Guinea
Secondary Education
The secondary school cycle is divided into 2 parts. The first (grades 7-9) leads to the Brevet d'Etudes du Premier Cycle or BEPC (Junior High School Certificate). Those who pass this exam are allowed into the next cycle of secondary education (grades 10-13) leading to the Baccalauréat (High School Diploma). Those students who fail the BEPC or the Baccalauréat are directed into the workforce or to vocational and technical schools. In 2000, there were 129,987 students enrolled in the first part of the secondary school cycle (37.5 percent of them female), taught by 3,782 teachers, with a teacher/student ratio of 1:34 (20 percent female). In the second part of the secondary school cycle (post BEPC), there were 66,665 students enrolled, taught by 1,741 teachers in 399 lycées (academic-track high schools) and colleges (secondary schools with a more technical orientation for students who will not continue at the university level). At that stage, 21,900 students had left the academic track and were enrolled in 64 vocational schools with a teaching staff of 1,510, including adjunct faculty.
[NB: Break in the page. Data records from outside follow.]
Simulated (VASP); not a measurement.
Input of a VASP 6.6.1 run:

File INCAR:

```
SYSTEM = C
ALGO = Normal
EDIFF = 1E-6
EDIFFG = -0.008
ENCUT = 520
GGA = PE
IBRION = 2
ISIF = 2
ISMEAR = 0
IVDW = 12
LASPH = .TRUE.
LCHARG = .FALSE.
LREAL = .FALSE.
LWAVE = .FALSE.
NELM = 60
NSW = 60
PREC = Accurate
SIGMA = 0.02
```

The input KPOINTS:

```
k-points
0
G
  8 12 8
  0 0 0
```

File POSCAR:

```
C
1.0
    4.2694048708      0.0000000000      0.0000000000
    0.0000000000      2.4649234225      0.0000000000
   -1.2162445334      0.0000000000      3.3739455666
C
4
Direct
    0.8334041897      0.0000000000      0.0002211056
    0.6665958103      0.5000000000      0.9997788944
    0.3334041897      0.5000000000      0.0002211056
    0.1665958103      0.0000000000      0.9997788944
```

After 12 years of compulsory education, the number of Guinean students eventually accepted into a university represents only 1.8 percent of the total population of primary school students. The secondary school curriculum is diversified. Though it retains a central core of subjects common to both the pre- and post-BEPC cycle (French, geography, history, sciences, mathematics, and principles of economics), it incorporates technical and vocational subjects in grades 7 through 9. This provides an applied source of knowledge and skills that can be utilized by those who do not continue their studies beyond the BEPC. In grades 10 through 13, the curriculum shifts to more academic subjects and incorporates social studies, political science, and philosophy.